XML 66 R29.htm IDEA: XBRL DOCUMENT v2.4.0.6
Financial Instruments
12 Months Ended
Dec. 31, 2012
Financial Instruments
20. Financial Instruments

Risk Management

Currency Risk.  The Company uses currency exchange contracts to manage its exposure to changes in currency exchange rates associated with its non-U.S.-dollar denominated receivables and forecasted royalties, forecasted earnings of non-U.S. subsidiaries and forecasted non-U.S.-dollar denominated acquisitions. The Company primarily hedges a portion of its current-year currency exposure to the Australian, Canadian and New Zealand dollars, the Euro and the British pound sterling. The majority of forward contracts do not qualify for hedge accounting treatment. The fluctuations in the value of these forward contracts do, however, largely offset the impact of changes in the value of the underlying risk they economically hedge. Forward contracts used to hedge forecasted third-party receipts and disbursements up to 12 months are designated and do qualify as cash flow hedges. The amount of gains or losses reclassified from other comprehensive income to earnings resulting from ineffectiveness or from excluding a component of the forward contracts’ gain or loss from the effectiveness calculation for cash flow hedges during 2012, 2011 and 2010 was not material, nor is the amount of gains or losses the Company expects to reclassify from other comprehensive income to earnings over the next 12 months.

 

Interest Rate Risk.  The Company uses various hedging strategies including interest rate swaps and interest rate caps to create an appropriate mix of fixed and floating rate assets and liabilities. During 2012, 2011 and 2010, the Company recorded net unrealized gains on cash flow hedges of $13 million, $33 million and $36 million, net of tax, respectively, to other comprehensive income. The after-tax amount of gains or losses reclassified from accumulated other comprehensive income (loss) to earnings resulting from ineffectiveness for 2012, 2011 and 2010 was not material to the Company’s results of operations.

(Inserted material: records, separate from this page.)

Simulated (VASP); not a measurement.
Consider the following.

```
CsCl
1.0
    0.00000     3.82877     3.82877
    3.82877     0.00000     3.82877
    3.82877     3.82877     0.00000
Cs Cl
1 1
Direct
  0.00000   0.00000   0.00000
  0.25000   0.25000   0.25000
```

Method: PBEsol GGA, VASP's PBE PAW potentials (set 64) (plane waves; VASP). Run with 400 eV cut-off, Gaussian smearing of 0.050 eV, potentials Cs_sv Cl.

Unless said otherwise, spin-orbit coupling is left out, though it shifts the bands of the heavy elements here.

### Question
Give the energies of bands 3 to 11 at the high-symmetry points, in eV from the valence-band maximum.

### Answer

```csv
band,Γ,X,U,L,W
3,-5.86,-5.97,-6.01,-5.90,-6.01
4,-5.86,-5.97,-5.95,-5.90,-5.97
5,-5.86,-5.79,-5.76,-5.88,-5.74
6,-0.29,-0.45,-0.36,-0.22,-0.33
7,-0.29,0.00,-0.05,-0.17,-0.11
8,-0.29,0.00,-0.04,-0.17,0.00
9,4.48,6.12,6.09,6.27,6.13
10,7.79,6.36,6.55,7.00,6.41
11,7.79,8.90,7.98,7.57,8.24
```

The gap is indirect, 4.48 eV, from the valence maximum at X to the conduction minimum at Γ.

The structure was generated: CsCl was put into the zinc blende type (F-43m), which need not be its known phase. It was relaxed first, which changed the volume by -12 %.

In 2010, the Company reclassified a loss of $24 million, net of tax from accumulated other comprehensive income to earnings in connection with the early termination of certain interest rate swaps related to the repayment of a portion of the Company’s outstanding debt. The Company estimates that approximately $2 million of losses deferred in accumulated other comprehensive income will be recognized in earnings in 2013, which is expected to be offset in earnings by the impact of the underlying hedged items.

The Company uses interest rate swaps, including freestanding derivatives and derivatives designated as cash flow hedges, to manage the risk related to its floating rate corporate debt. In connection with such cash flow hedges, the Company recorded net unrealized gains (losses) of $1 million, $1 million and $(3) million, net of tax, during 2012, 2011 and 2010, respectively, to other comprehensive income.

The Company uses derivatives to manage the risk associated with its floating rate vehicle-backed debt. These derivatives include freestanding derivatives and derivatives designated as cash flow hedges, which have maturities ranging from October 2013 to November 2015. In connection with such cash flow hedges, the Company recorded net unrealized gains of $12 million, $32 million and $39 million, net of tax, during 2012, 2011 and 2010, respectively, to other comprehensive income. The Company recorded losses of $3 million, $2 million and $4 million related to freestanding derivatives during 2012, 2011 and 2010, respectively.

Commodity Risk.  The Company periodically enters into derivative commodity contracts to manage its exposure to changes in the price of unleaded gasoline. These instruments were designated as freestanding derivatives and the changes in fair value are recorded in the Company’s consolidated results of operations. These derivatives resulted in a gain of $3 million in 2012, a loss of less than $1 million in 2011 and a gain of $1 million in 2010.

Credit Risk and Exposure.  The Company is exposed to counterparty credit risks in the event of nonperformance by counterparties to various agreements and sales transactions. The Company manages such risk by evaluating the financial position and creditworthiness of such counterparties and by requiring collateral in certain instances in which financing is provided. The Company mitigates counterparty credit risk associated with its derivative contracts by monitoring the amount for which it is at risk with each counterparty, periodically evaluating counterparty creditworthiness and financial position, and where possible, dispersing its risk among multiple counterparties.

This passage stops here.